The actress was speaking at Sundance Film Festival to promote her documentary Hot Girls Wanted and criticised the porn industry for exploiting young women, as well as failing to properly represent female sexuality.
Talking to The Wrap, Jones cited "the difference between sexuality and sexualisation". She said: "Women should feel pleasure and have sex and feel good about it – and there’s a lot of shame involved with porn."
Saying that porn was purely focused on male pleasure, Parks & Recreation actress Jones argued that women derived no pleasure from it. "Because it’s performative, women aren’t feeling joy," she said. "It would be a whole different conversation if women were like: 'We’re having sex, we love it so much, we want more of it, we feel so good about our bodies and ourselves' – that’s not the conversation."
Jones continued: "It’s performative, it’s fulfilling a male fantasy. It’s not about how you feel about it, it’s like going with it because you’re making money from it.
"The 'female empowerment' thing [makes it] tricky to have that conversation, because you’re making money and therefore you’re 'empowered', but what is the real cost to your soul to your psyche?"
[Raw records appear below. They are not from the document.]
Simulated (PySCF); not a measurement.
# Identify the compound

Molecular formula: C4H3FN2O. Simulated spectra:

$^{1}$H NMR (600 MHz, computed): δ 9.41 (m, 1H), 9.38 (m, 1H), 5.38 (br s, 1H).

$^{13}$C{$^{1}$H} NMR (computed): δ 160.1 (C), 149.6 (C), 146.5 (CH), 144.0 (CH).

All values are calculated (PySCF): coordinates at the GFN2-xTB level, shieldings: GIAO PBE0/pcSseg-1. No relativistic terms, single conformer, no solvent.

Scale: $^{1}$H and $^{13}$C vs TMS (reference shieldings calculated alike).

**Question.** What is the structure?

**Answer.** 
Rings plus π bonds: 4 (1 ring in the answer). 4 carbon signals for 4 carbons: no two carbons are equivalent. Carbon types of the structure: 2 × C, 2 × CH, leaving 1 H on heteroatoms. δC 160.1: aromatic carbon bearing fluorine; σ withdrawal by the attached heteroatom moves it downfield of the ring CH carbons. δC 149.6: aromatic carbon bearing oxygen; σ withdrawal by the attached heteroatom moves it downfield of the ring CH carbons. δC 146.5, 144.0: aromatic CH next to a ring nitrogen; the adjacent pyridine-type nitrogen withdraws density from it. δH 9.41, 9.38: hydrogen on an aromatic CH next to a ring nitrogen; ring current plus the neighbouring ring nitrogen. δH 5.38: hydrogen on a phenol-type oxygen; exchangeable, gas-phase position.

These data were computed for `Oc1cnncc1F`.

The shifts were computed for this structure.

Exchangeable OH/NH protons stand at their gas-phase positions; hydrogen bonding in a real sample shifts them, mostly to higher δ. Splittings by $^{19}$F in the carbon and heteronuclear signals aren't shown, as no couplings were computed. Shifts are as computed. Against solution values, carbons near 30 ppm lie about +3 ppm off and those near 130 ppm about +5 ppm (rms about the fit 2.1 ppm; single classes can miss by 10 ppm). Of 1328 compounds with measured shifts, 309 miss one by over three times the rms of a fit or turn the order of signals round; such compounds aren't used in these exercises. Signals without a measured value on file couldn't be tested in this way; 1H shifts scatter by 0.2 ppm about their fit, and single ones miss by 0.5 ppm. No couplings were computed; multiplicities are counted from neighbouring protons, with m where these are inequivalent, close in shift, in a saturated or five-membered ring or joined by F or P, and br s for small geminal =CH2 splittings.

Hot Girls Wanted is a documentary about young women who have been drawn into the sex trade - and how easy it is for a web-savvy generation to end up making porn.
"They’re not connecting with or considering the real cost, the psychological cost, the emotional cost, the physical cost to your body – the trauma it does to your body to have sex for a living is a real thing," Jones said of the film's teenage subjects. "And I think by the time they realise it, it’s not too late because they can go back to their lives, but they’ve lost their childhoods."
She also panned today's "one-note" pop culture, describing it as "objectified, sexualised, performative".